Stop Chasing “Shallow” Find the Slot Instead
The modern swing obsession that might be hurting your game
“Shallow the club”
Sounds simple. Looks elite. But for most golfers, it’s a trap. Because when you try to shallow the club artificially, you often create the exact opposite of control. You invite the hosel.
The uncomfortable truth
The golfing world has misinterpreted what elite players are actually doing.
Players like Tiger Woods, Ben Hogan, Greg Norman and are often cited as examples of “shallow” swings.
But look closer.
They don’t try to shallow the club.
They move in a way that allows the club to organise itself.
There’s a difference—and it’s everything.
Why “shallowing” can go wrong!
When an amateur consciously tries to shallow the club, a few predictable issues show up:
The club drops too far behind the body
The handle stalls through impact
The path moves excessively from the inside
The strike moves towards the heel… then the hosel.
That’s why so many players who start shallowing suddenly start hitting shanks It’s not bad luck. It’s geometry.
Instead of forcing the club “under plane,” think about delivering it into the slot.
The slot is:
A neutral delivery position
Club slightly behind the hands, not trapped behind the body
Shaft matching your posture and rotation
A position that allows you to rotate freely through impact
It’s dynamic, not forced.
And crucially—it’s different for every golfer.
One plane vs two plane: a false debate
There’s a growing trend towards the “one-plane” swing.
But labelling swings this way oversimplifies reality.
Even players who appear “over the top” early in transition—like Hogan or modern ball strikers—re-route the club into a powerful delivery position.
They’re not steep.
They’re not shallow.
They’re efficient.
What actually creates a “natural shallow”
If you want the club to shallow correctly, stop thinking about the club.

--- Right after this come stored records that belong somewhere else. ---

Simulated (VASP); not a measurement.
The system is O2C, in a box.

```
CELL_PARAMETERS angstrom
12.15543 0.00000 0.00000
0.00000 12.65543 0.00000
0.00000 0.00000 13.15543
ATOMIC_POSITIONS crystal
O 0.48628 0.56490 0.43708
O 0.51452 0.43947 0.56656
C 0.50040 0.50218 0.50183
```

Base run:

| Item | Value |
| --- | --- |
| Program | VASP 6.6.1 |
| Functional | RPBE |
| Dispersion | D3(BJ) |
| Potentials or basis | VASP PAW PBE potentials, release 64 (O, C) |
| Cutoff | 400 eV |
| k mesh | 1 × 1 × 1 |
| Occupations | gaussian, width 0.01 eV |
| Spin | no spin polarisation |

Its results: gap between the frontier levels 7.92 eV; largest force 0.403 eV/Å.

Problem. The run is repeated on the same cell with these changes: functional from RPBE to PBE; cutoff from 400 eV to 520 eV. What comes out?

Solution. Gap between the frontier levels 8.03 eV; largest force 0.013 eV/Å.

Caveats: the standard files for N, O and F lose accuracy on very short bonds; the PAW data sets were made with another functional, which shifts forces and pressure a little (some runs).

Focus on the movements that control it:
1. Posture
Athletic, balanced, with space for the arms to move.
2. Pressure shift
A proper move into the lead side early in transition.
3. Rotation
The body opening through the strike, not stalling.
Get these right and the club will shallow as a reaction.
Not as an instruction.
The real danger of modern coaching
Too much modern instruction isolates positions instead of teaching motion.
Golf swings aren’t built from still images.
They’re built from sequences.
When you chase positions like “shallow,” you lose the flow that creates them.
A better way to think
Forget:
“Drop it under”
“Lay it off”
“Shallow more”
Start thinking:
“Deliver the club into the slot”
“Keep rotating”
“Let the club respond to movement”
That shift alone will clean up strike, path, and consistency.
Final thought
The best players in the world don’t manufacture positions.
They move well enough that the right positions appear.
Shallowing isn’t the goal.
It’s a by-product.
Find the slot and let the game come to you.